Vesting Many times the founders will argue that they should be fully vested in their equity in the company when the deal closes because of all the work they’ve done before the closing. However, from an investor’s point of view, the day the deal closes is day one and there is considerable work to be done for the founders to earn their shares and justify the claims that induced the investment. A variety of compromises are possible. I frequently see management with 20 to 25 percent of their equity vested at closing and the balance vesting over four years. Many investors favor a one-year cliff and then monthly or quarterly vesting after that. I resist acceleration of vesting because of an IPO or sale of the company for a number of reasons. Equity is typically provided to founders and management to assure that they will remain with the company for a period of time. Performance triggers to vesting can be used but raise a host of other independent issues. In fact, the time of an IPO is precisely the time when continuing “golden handcuffs” is most important. Public investors and underwriters want to make certain that management remains in place after their investment. Many sophisticated acquirers feel the same way about a post-sale period and penalize companies and their selling stockholders if there is acceleration of vesting at the time of sale. Indeed, there is no guarantee that a sale is a “success” and mandatory acceleration might be providing a reward for failure. Finally, there are a number of venture capitalists who have policies precluding so-called single trigger acceleration, and this could become an issue in a later round.

Termination for Cause Termination for cause and the definition of “cause” seem to have become flash points in negotiations in recent years, if not at the term sheet phase then in the negotiations of basic documents. In the real world after all the lawyers get done, almost no one admits that they have been fired for cause. That being said, there is no reason not to have a good, tight definition of cause in a transaction. At a minimum, it will shape negotiations on termination, but it also will set forth the company’s expectations of its employees. The way we typically handle this issue in negotiation is to ask the CEO to take off the CEO’s employee hat and consider how he or she as CEO wants to manage these issues with every other person employed by the company. Most CEOs get it after that.

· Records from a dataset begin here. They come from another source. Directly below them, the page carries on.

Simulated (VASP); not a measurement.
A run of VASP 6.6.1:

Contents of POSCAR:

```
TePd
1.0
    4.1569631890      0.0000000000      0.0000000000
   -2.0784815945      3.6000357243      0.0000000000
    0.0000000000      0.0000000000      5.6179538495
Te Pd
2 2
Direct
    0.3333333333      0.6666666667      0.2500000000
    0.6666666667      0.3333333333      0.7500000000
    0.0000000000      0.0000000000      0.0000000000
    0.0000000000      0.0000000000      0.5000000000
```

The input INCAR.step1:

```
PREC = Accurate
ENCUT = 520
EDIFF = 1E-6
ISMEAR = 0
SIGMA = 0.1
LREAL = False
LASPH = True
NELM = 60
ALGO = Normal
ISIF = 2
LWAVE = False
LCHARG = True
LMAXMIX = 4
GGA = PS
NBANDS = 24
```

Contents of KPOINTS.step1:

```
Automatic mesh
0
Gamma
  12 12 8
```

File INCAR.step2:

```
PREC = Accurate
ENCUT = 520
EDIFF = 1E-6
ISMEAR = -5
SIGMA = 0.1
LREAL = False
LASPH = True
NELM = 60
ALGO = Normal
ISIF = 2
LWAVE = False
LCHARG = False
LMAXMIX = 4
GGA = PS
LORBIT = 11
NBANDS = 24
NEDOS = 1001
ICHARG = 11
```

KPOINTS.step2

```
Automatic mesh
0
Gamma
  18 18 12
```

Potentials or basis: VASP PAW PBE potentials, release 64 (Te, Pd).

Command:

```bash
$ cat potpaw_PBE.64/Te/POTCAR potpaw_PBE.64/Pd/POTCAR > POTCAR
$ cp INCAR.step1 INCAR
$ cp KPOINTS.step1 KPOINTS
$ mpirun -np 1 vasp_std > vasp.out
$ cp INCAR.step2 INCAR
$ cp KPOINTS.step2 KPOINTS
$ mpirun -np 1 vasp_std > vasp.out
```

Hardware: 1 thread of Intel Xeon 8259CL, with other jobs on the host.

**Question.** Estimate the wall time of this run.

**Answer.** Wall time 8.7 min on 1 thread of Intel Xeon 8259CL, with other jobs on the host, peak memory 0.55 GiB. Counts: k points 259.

Conclusion: There is no perfect term sheet, just as there is no perfect deal. The term sheet is simply a manifestation of the deal prepared against the background of expectations of both parties. A lot of the terms have to be worked out on a person-to-person basis to achieve the basic business understanding that underpins the deal and shapes the parties’ future relationship. I’m one of those lawyers who think that the best documents are the ones that I draft, that people sign, and that never come out of the drawer.